In 1965 Intel co-founder Gordon Moore penned his famous Moore's Law, which states that computer chips will double the number of transistors (mechanism that regulates power in a computer) every two years. For nearly half a century this law has held true and computing power has exponentially increased while costs have plummeted. This has made possible revolutions in personal computers and consumer technology.
For example, comparing the iPhone 5s to the computer guidance system that put men on the moon we find that the iPhone 5s is 1,106 times less expensive, yet has 16,000 times the memory and is 1,300 times faster.
The key to Moore's Law has been miniaturization, with transistor sizes dropping steadily to the point that they are now approaching one thousandth the width of a human hair.

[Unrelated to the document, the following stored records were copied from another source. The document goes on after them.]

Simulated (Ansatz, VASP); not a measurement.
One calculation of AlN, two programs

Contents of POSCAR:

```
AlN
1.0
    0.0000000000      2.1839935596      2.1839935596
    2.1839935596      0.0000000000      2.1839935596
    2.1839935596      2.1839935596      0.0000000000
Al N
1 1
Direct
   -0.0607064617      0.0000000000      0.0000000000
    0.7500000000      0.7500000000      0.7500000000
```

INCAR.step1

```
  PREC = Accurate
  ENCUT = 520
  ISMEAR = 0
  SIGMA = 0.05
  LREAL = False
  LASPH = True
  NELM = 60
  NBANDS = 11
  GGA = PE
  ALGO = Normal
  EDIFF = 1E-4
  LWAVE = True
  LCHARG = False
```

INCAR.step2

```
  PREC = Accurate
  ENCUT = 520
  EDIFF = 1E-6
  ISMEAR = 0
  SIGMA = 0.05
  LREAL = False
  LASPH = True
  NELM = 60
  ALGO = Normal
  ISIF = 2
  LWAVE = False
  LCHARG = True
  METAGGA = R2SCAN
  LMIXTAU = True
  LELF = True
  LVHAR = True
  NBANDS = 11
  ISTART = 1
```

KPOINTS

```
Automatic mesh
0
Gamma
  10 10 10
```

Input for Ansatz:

Source: Intel Global Leadership Summit Presentation, page 3
Source: Source: Intel Global Leadership Summit Presentation, page 4
The End of Moore's law
Yet despite all the money and efforts of thousands of engineers and scientists around the world, the fact is that Moore's Law as we know it will at some point come to an end. This is because the physical size of a transistor can only get so small, and at the nanoscopic scale chip makers are working with, quantum physics becomes a problem, with electrons tunneling from one place to another in an uncontrolled manner.
Currently, the latest silicon chip designs are 14 nanometer (nm) in scale (meaning 14 billionths of a meter across). IBM, Intel, and Applied Materials believe they may eventually achieve 7 nm, 5 nm, and 3 nm scales respectively, using silicon.
To continue advancing computer technology past these scales will require alternatives to silicon, and right now carbon seems to be the candidate.
IBM's big graphene bet
IBM has recently announced a $3 billion, five-year effort, spread across labs in New York, California, and Switzerland. The goal of this lofty endeavor is to find ways around current technological hurdles and design chips three generations into the future. The final goal is a 7 nm chip, just a third as large as the company's current 22 nm architecture, with stops at 14 nm and 10 nm along the way.
IBM is working on several approaches to achieving its goals of faster, more efficient, and cheaper computing; however, one of the most promising involves the use of graphene.
Graphene: the wonder material
What's so special about graphene, a substance that's found in pencil lead? It's the strongest material ever discovered, highly flexible, and more conductive than copper.
This last property is critical because industry experts are predicting that past 2015 copper wires (which currently connect transistors on a computer chip) won't be able to get any smaller. Graphene, being just one atom thick and highly conductive, promises to allow future optoelectronic chips to achieve performance orders of magnitude superior to current technology and with far lower heat production, energy consumption, and lower cost.
So can you expect breakthrough graphene-based chips in your next laptop? The answer is probably not.
Intel's CEO Brian Krzanich, when asked about the status of his company's progress with graphene chips, said his R&D teams were making good progress on them, however they were still a few generations away and wouldn't be available this decade.
That is not to say that graphene-augmented chips will not be hitting the market sooner. For example, back in January IBM was able to build a graphene-augmented radio frequency chip that was 10,000 times faster than a standard silicon-based chip. The secret? The transistor channels were made of ultra-conductive graphene, laid down in a new manufacturing process in which standard chip components are assembled first then graphene laid down on top (the reverse of the previous method which damaged the graphene).
Competitors to graphene include the carbon nanotube, which IBM believes show better promise as a direct semiconductor replacement to silicon in the sub-7-nm scale era, due to slightly different physical properties. Carbon nanotube-based chips promise to offer five to ten times improved performance over silicon-based ones.
IBM does, however, see a crucial role for graphene in photonic computing, thanks to its unique optical properties.
Scientists at MIT, Columbia University, IBM's T.J. Watson Research Center, and UC Berkley have discovered that graphene can be made completely transparent or opaque to light with minor variances in voltage. This makes possible graphene optical switching relays that can operate as high as 500 GHz (turn on and off 500 billion times per second).
Because graphene can transmit a wide variety of light frequencies (each frequency can be used to store data), graphene optical networks can achieve data transmission speeds in the petabit/second to exabit/second range. This could revolutionize the telecommunications industry with scientists at the University of Bath (in the UK) postulating Internet speed increases of up to 100-fold.
Foolish bottom line
Companies such as Intel and IBM are still optimizing silicon-based chips, which promise to be with us for several more generations. However, as the physical limitations of silicon are reached, innovative chip makers will need to turn to carbon, in forms such as carbon nanotubes and graphene, to keep revolutionizing the computer and telecommunications industries.